DRINKING BRITISH COFFEE
There are plenty of reasons to have Britain on your bucket list – the history, the pub culture, the friendly towns, the vibrant cities – but the coffee is definitely not one of them. Much of Britain is dominated by Costa and its ilk, chain cafes that do average coffee at high prices. There are a few exceptions, of course, but your chances of stumbling across one of those by chance are slim.
FLYING AIR KORYO
Air Koryo is the North Korean national carrier, and it's rated as one of the world's least safe airlines by AirlineRatings.com, and the world's worst airline by Skytrax. That's some record. Fly Air Koryo and you'll probably board a very old, Russian-made Tupolev aircraft, fly hoping that the cabin doesn't fill with smoke, or one of the flaps doesn't fall off (as happened in 2016 and 2017 respectively) and be served the airline's infamous "Koryo Burger", a mystery-meat pattie sandwiched in a bun, presented on a doily.
DOING A CRUISE WITH KID ROCK ON BOARD
Cruising is immensely popular, and if you're into that sort of thing, that's great. However, imagine being stuck for five nights on a cruise ship with American redneck rocker Kid Rock and his hardcore fans. That's what awaits those who roll up for the "Chillin' the Most" cruise, a "badass party" that floats around the Caribbean every summer. Mr Rock's isn't the only themed music cruise either: you could head out on the high seas with Kiss, Kenny Loggins, Lee Kernaghan, Little River Band, or even John Farnham. Pass the life preserver …
THINKING YOU DON'T NEED ACCOMMODATION
You only make this mistake once. I made it in Glasgow when I was much younger, hanging out with a group of friends, knowing we were flying to Portugal the next morning and planning to have a night on the town and figuring that, hey, we could save money by just putting our bags in lockers at the airport and staying out all night. Come 3am, however, tired and emotional and leaving the only nightclub we could find that was still open, that suddenly seemed like a very, very bad idea. Lesson learned: you always need accommodation.
REVERSE BUCKET LIST: FOOD
EATING SAN-NAKJI IN KOREA
For the uninitiated, san-nakji is a Korean delicacy of octopus that's so fresh it's still wriggling. Done the traditional way, the animal will actually be slaughtered in front of you, at your table, and will have to be chewed quickly to ensure the still-working suckers don't latch onto the inside of your throat. It's challenging, in all ways.

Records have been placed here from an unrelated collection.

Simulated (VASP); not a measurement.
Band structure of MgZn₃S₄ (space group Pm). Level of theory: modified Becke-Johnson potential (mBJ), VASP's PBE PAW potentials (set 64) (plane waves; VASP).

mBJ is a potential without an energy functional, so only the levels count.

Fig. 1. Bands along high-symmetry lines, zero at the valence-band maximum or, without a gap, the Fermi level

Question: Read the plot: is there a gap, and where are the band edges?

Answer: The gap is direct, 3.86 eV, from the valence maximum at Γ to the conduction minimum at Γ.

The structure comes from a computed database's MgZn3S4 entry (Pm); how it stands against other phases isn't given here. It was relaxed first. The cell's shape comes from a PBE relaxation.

DRINKING AIRAG IN MONGOLIA
It should be pointed out that airag is the national drink of Mongolia and it's a cherished local tradition. For visitors, however, fermented horse milk is a serious challenge. The beverage – made by putting horse milk in a leather bag and hanging it outside for a few days – is tangy and effervescent, and tastes OK on the first sip, a little weird on the second, and undrinkable for every sip after that.
DOING ANY FOOD CHALLENGE
Do not be tempted by a hall or wall of fame. Do not be suckered in by this macho notion that you need to prove your worth. Any restaurant offering a food challenge – eat this huge burger in 15 minutes, polish off a two-kilogram steak in an hour, consume an entire 12-egg omelette, etc – should be studiously avoided.
DRINKING UGANDAN TAP WATER
Trust me, don't do this. After a month or so of travelling around East Africa I once convinced myself I had a cast-iron stomach and decided to drink some tap water in Uganda, as I was thirsty and didn't have any bottled water. Very bad idea. That goes for any developing country really.
TRYING BALUT IN THE PHILIPPINES
It's great to be adventurous when it comes to food, to put aside any preconceived notions of what's acceptable to eat and what's not and just give the local specialties a try. However, balut, the Filipino delicacy of a duck embryo eaten still in its shell, is a bridge too far for this traveller.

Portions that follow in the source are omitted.